This is bigger than that, of course, its consequences far further-reaching than mere content moderation. Personally I find myself more preoccupied with the fact that banks and credit-card companies are suddenly the moral arbiters of the web, which is very, very troubling — not to say deeply ironic, given that western financial institutions have surely ruined far more lives than No Mercy, or any other number of thematically similar games, ever could. The payment companies moved against Itch with such speed, urgency, and lack of specificity that the store owners felt they had no choice but to immediately delist any and every game that might possibly be deemed as being vaguely out of bounds. Robert Yang’s frequently brilliant, and entirely harmless, experimental gay games got the chop. Consume Me, a brilliantly designed autobiographical RPG about a teen with an eating disorder that absolutely cleaned up at the IGF awards a few months back, was taken out too.
Those are just two examples of the presumably thousands of entirely innocent games that have found themselves caught in the crossfire — and of course this is precisely the point. The intent of campaigns like this is not to target harmful things that exist, but to target things that explore themes that campaigners find distasteful, and to give pause to anyone that might make explore such themes in the future. Itch says it is conducting an audit of all the delisted games, presumably with the intention of putting those that don’t fall foul of the payment companies' newfound puritanism back on the store. But along the way it will encounter dozens, perhaps hundreds, of marginal cases: games they don’t believe will upset their new overlords at Visa and PayPal, but which conceivably might. Given the disastrous consequences, both for Itch and the army of creators that use it, of losing the ability to sell things for money, maybe they’ll choose to leave those games in the shadows for safety’s sake.
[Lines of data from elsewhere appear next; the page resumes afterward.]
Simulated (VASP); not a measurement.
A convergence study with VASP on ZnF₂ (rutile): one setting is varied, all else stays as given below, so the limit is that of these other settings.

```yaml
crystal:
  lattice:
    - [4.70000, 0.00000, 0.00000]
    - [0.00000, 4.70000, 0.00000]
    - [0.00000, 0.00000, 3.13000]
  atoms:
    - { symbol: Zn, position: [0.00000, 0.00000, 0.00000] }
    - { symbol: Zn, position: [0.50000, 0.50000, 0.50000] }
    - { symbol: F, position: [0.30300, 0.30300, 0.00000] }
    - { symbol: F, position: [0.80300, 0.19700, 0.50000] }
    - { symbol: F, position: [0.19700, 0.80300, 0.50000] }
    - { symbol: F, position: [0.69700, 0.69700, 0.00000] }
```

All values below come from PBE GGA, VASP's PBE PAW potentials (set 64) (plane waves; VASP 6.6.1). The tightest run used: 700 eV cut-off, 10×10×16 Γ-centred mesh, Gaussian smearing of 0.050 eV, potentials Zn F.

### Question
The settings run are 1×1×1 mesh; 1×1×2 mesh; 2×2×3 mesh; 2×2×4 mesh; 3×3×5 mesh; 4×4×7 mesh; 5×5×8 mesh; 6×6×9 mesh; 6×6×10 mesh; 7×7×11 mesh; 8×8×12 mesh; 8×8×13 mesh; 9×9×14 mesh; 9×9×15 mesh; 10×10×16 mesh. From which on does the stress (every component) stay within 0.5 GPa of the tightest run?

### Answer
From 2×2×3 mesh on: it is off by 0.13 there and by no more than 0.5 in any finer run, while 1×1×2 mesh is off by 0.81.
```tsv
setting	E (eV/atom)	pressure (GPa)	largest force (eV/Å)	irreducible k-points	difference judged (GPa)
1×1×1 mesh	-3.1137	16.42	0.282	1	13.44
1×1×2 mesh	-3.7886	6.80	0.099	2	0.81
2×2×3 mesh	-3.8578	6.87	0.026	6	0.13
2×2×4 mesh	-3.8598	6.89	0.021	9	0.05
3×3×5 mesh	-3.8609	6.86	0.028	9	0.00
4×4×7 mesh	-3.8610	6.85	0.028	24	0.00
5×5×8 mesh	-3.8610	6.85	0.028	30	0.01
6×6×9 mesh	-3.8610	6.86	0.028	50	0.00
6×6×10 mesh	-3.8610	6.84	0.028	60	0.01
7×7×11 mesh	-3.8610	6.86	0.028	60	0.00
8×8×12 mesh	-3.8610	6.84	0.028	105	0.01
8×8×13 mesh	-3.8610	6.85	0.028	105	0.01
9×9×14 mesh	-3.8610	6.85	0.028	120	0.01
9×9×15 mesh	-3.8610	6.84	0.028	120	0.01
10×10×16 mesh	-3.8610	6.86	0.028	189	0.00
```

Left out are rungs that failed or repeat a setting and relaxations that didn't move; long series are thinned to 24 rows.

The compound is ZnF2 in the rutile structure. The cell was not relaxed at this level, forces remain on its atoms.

It rumbles on. Maybe the queer kid with a cool game idea doesn’t bother building it out because they figure there’ll be nowhere to sell it. Maybe game publishers stop signing LGBTQ+ stuff because they see which way the wind is blowing. Maybe media stops covering games with even vaguely sexual themes because they can’t afford to be caught up in the crossfire (this has already happened: this week two staff quit the shuffling reanimated corpse of Vice’s Waypoint after management ordered the deletion of two articles about Collective Shout, supposedly because they were worried about the site being disfavoured by Google). As UK indie titan Marie Foulster has pointed out, none of the industry’s trade bodies have spoken out in defence of developers this week, presumably because they, too, are fearful of the consequences. No doubt the pressure groups, emboldened by Collective Shout’s success, will decide to cast a wider net the next time they sit down to write an open letter. And the time after that, and the time after that, until we’re left with — well, who knows. Not much.
Do I need to write this final paragraph? You know where it’s going. Pride flags in kids’ books, corporate DEI rollbacks, Colbert getting cancelled, presidents suing newspapers. Website explainers about what to do if ICE raids Comic-Con. This is all part of a pattern, and its ultimate purpose is to intimidate. Hell, I’m even a bit twitchy about writing this edition, because Hit Points uses Stripe for payments and while I’m sure they have no problem with me today, I can’t say with much certainty that will remain the case forevermore. This is properly dark stuff, and it is only going to get darker.
MORE!
Christ, that was a tough write. Let’s try and have some fun below the line.
- Microsoft has reversed course on plans to raise the price of firstparty games later this year. The news was revealed in an unspeakably cringeworthy post on the not-Twitter account of The Outer Worlds 2, which was due to be the first $80 Xbox game. “As an organisation devoted to making sure that corporations do not go unfettered,” it reads, “we at the Earth Directorate have worked with [REDACTED] to revise the price of The Outer Worlds 2.” Fucking hell. Anyway it’ll now be $70 at launch and Microsoft has, against all odds, found yet another way to look like a complete and utter clown-car. Carry on.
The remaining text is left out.